Sevier, in all, fought thirty-five battles. He was the most famous Indian fighter of his time.
[Sidenote: =Governor of Tennessee many times=]
[Sidenote: =Indians trusted him=]
When Tennessee became a state the people elected him governor. They reƫlected him till he had held the office for twelve years. The people of Tennessee almost worshiped the bold pioneer. He had spent all his time and all his wealth in their service. And while he was governor, and living in Knoxville, the early capital, one or more of his old riflemen were always living at his home. Even the Indian chiefs often came to visit him. When the people of Tennessee were debating questions of great importance, they always asked: "What says the good old governor?"
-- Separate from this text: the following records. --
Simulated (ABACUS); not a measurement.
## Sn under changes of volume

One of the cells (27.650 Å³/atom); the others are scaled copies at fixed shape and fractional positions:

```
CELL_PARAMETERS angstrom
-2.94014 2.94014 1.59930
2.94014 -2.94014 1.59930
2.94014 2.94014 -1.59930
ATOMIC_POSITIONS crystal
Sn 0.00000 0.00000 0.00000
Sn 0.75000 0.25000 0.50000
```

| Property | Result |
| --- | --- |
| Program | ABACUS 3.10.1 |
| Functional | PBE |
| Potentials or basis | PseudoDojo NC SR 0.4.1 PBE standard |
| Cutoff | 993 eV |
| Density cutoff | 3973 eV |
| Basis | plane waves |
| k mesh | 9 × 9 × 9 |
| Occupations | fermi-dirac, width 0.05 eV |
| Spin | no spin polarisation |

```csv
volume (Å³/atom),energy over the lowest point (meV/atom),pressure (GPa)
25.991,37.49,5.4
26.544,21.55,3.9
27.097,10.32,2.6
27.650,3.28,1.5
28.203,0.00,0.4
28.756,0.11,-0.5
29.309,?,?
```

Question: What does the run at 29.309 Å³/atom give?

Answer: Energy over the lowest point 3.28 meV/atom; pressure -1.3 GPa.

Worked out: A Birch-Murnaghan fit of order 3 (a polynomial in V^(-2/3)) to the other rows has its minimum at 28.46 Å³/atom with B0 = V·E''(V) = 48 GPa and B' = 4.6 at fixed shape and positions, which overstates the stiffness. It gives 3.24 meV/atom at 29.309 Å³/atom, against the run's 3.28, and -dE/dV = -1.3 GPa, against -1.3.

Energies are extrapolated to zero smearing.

[Sidenote: =The boy's disappointment=]
One Sunday, when all the people of a backwoods settlement were at the country church, a bareheaded runner rushed in and shouted, "Nolichucky Jack's a-coming!" The people rushed out to see their governor. As he came near, he greeted one of his old riflemen, put his hand upon the head of the old soldier's son, spoke a kindly word, and rode on. The boy looked up at his father and said: "Why, father, 'Chucky Jack' is only a man!"
[Sidenote: =Died in 1815=]
Sevier died in 1815, while acting as an officer in marking the boundary line between Georgia and the Indian lands. Only a few soldiers and Indians were present. There he lies, with only the name "John Sevier" cut on a simple slab. But for generations the children of the pioneers went on repeating to their children the story of the courage and goodness of "Nolichucky Jack." His name is yet a household word among the people of eastern Tennessee. Their children are taught the story of his life. In the courthouse yard at Knoxville stands a monument erected to his memory.
GEORGE ROGERS CLARK, THE HERO OF VINCENNES
[Sidenote: =Clark born in Virginia=]
[Sidenote: =A surveyor=]
=111. A Successful Leader against the Indians and the British.= George Rogers Clark was born in Virginia in 1752. From childhood Clark liked to roam the woods. He became a surveyor and an Indian fighter at the age of twenty-one. Like Washington, with chain and compass, and with ax and rifle, he made his way far into the wild and lonely forests of the upper Ohio.
[Sidenote: =A scout=]
Clark was a scout for the governor of Virginia in the expedition which defeated the great Shawnee chief Cornstalk at the mouth of the Kanawha.
Two years later Clark made his way alone over the mountains and became a leader in Kentucky, along with Boone. The Kentucky hunters chose Clark to go to Virginia as their lawmaker.
[Sidenote: =In Kentucky=]
He told Governor Patrick Henry that if Kentucky was not worth defending against the Indians, it was not worth having. At this the Virginian lawmakers made Kentucky into a Virginia county and gave Clark five hundred pounds of powder, which he carried down the Ohio River to Kentucky.
[Sidenote: =Life at Harrodsburg=]
Clark lived at Harrodsburg where, for more than a year, he was kept busy helping the settlers fight off the Indians. This was the very time when Boonesboro and other settlements were so often surrounded by Indians who had been aroused by the British officers at Detroit. These officers paid a certain sum for each scalp of an American the Indians brought them.
[Sidenote: =Turns to Patrick Henry in time of need=]
After having seen brave men and women scalped by the Indians, Clark decided to strike a blow at the British across the Ohio. But where could he find money and men for an army? Kentucky did not have men enough. Clark thought of that noble patriot across the mountains, Patrick Henry. He mounted his horse and guided some settlers back to Virginia, but kept his secret. In Virginia he heard the good news that Burgoyne had surrendered.